It also suggests that

quote:

Democracies also promote economic growth more consistently and equitably than non-democratic political systems. It is no coincidence that the world's most prosperous and peaceful nations are also the most democratic. With unchecked power, governments squander resources, resulting ultimately in economic decline. Democracy building programs are, above all, an investment in peace and stability.

I had to chuckle here in that the US is a warmongering nation - although democratic - and has squandered resources, resulting in economic decline.

NDI also has a field office in Afghanistan and Pakistan so Campbell's organization has stake on ensuring that Afghanistan becomes a democracy. That said, I support the talk to the Taliban these days rather than more war.

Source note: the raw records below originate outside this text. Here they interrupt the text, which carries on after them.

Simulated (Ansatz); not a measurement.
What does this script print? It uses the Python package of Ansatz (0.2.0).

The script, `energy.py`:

Perhaps Campbell sees Canada as an extension of Obama's reach of bringing about change and thus needing supporters to back him up.

Incidentally, [url=http://www.ndi.org/about/staff/bios/mena/campbelll.asp]Les Campbell[/url] "joined NDI in 1994 and has directed Institute's programs in the MENA region since 1996" (14 years). Campbell recently authored with Thomas S. Axworthy The Democracy Canada Institute, A Blueprint (Centre for the Study of Democracy, Queen's University, 2005), so not surprised that Campbell a) been influenced by his adoptive home country (like Iggy another Canadian living abroad who agreed with invasion and also torture as ok); and b) sees that left of centre liberals have commonality with NDP (which I also agree). However, I don't see this declining influence and rump of the liberal party having had any real influence on the party in power since Trudeau no matter what they say during their campaigns.

Thus moving from the Afghanistan stance, I agree with this concept whole heartily

quote:

The NDP, in pursuing internal renewal, should invite all interested citizens to take part in the discussion. Give young people a reason to get involved in politics. Start a debate about a united left. Sponsor town hall meetings. Develop a method for public input in the policy renewal process. Commission papers. Launch a cross-country "listening" tour. Enlist NDP MPs and ask them to reach out to supporters of the other parties. Capture the agenda, downplay partisanship and emphasize hope. Try to recreate the Obama feeling in Canada by asking everyone to get involved.

I would also say that it shouldn't just be NDP MP driven but incorporating all those NDP and/or social democratic supporters, members etc to be a part of it, as part of the organization of townhall cross-country listening tour. I would jump at that in helping - I see as both a possibility of energizing the current base and expanding it. It also makes the NDP think of itself as Canadian - the idea that it's values are Canadian values (which we know to be generally true) and encompassing Canada.

Cueball Cueball's picture

quote:


Originally posted by janfromthebruce:
[b]I had to chuckle here in that the US is a warmongering nation - although democratic - and has squandered resources, resulting in economic decline.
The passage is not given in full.